Building a Multi-Step Workflow#

Overview#

So far, you have built plugins with a single task and connected them to an entrypoint. Now, you will extend the idea further by creating a Plugin with multiple registered Tasks and chaining those tasks together in an Entrypoint.

This will let you:

  • Register multiple Python functions as tasks in one plugin

  • Reference outputs of earlier tasks as inputs for later tasks

  • Repeat tasks with different inputs

  • See how multiple steps can be chained together to make a data generation workflow

You will run the workflow once and inspect how the data evolves across multiple steps.

Workflow#

Step 1: Make “sample_and_transform” Plugin#

The sample_and_transform plugin will include multiple functions, each registered as a plugin task. Other than containing more functions, you will create the plugin the same way as before.

The tasks include:

  • sample_normal_distribution: sample a NumPy array

  • add_noise: perturb the array with additive noise sampled from a normal distribution

  • nonlinear_transform: apply a configurable transformation (e.g. square each value)

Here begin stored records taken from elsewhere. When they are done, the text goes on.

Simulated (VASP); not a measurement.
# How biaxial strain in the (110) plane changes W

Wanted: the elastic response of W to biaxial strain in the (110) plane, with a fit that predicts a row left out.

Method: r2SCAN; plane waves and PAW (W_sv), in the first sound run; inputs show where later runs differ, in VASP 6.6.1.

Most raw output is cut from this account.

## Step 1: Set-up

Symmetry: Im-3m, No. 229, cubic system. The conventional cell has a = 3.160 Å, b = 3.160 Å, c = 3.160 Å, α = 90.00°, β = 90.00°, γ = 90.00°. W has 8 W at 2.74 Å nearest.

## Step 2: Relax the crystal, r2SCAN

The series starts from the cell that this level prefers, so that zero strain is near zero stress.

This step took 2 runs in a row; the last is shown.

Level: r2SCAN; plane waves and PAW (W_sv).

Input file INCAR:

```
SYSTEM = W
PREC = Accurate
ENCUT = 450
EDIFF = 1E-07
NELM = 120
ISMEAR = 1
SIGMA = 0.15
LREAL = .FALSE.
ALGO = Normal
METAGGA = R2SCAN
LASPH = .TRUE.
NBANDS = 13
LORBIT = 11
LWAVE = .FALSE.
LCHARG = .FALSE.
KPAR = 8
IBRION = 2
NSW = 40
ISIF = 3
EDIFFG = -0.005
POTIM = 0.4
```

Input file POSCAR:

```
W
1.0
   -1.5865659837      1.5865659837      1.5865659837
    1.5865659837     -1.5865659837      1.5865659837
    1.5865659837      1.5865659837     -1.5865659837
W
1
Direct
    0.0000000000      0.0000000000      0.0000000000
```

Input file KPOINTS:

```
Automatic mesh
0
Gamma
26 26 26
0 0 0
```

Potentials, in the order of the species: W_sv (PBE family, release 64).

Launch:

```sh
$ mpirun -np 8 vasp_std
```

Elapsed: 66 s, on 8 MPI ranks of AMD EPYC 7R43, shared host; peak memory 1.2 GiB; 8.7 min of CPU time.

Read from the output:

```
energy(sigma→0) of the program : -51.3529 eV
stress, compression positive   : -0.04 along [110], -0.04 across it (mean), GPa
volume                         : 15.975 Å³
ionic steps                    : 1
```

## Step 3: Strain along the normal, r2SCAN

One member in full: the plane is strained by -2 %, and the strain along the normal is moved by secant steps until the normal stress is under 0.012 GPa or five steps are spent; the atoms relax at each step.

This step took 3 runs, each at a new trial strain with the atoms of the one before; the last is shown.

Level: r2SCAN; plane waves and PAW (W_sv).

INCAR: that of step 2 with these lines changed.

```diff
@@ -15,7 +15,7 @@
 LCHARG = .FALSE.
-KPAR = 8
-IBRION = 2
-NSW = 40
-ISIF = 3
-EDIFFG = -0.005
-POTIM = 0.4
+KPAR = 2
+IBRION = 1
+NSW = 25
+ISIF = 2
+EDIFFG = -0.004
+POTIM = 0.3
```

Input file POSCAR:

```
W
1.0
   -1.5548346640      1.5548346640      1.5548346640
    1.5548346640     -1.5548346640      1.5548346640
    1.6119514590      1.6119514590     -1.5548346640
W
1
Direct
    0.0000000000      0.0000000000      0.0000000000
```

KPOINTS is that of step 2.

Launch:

  • print_stats: log mean, variance, min, max of the current state of the array

Steps

  1. Go to the Plugins tab and click Create Plugin.

  2. Name it sample_and_transform and add a short description.

  3. Add a new file named sample_and_transform.py and paste the code below.

  4. Import functions via Import Function Tasks (same as in Step 3: Register the Task).

sample_and_transform.py

import numpy as np
import structlog

from dioptra import pyplugs

LOGGER = structlog.get_logger()

def sqrt(num:float)->float:
  return np.sqrt(num)

@pyplugs.register
def sample_normal_distribution(
              random_seed: int = 0,
              mean: float = 0,
              var: float = 1,
              sample_size: int = 100)-> np.ndarray:
  if var<=0:
      LOGGER.warning(f"Variance {var} must be greater than 0 - defaulting to variance=1")
      var=1
  rng = np.random.default_rng(seed=random_seed)
  std_dev = sqrt(var)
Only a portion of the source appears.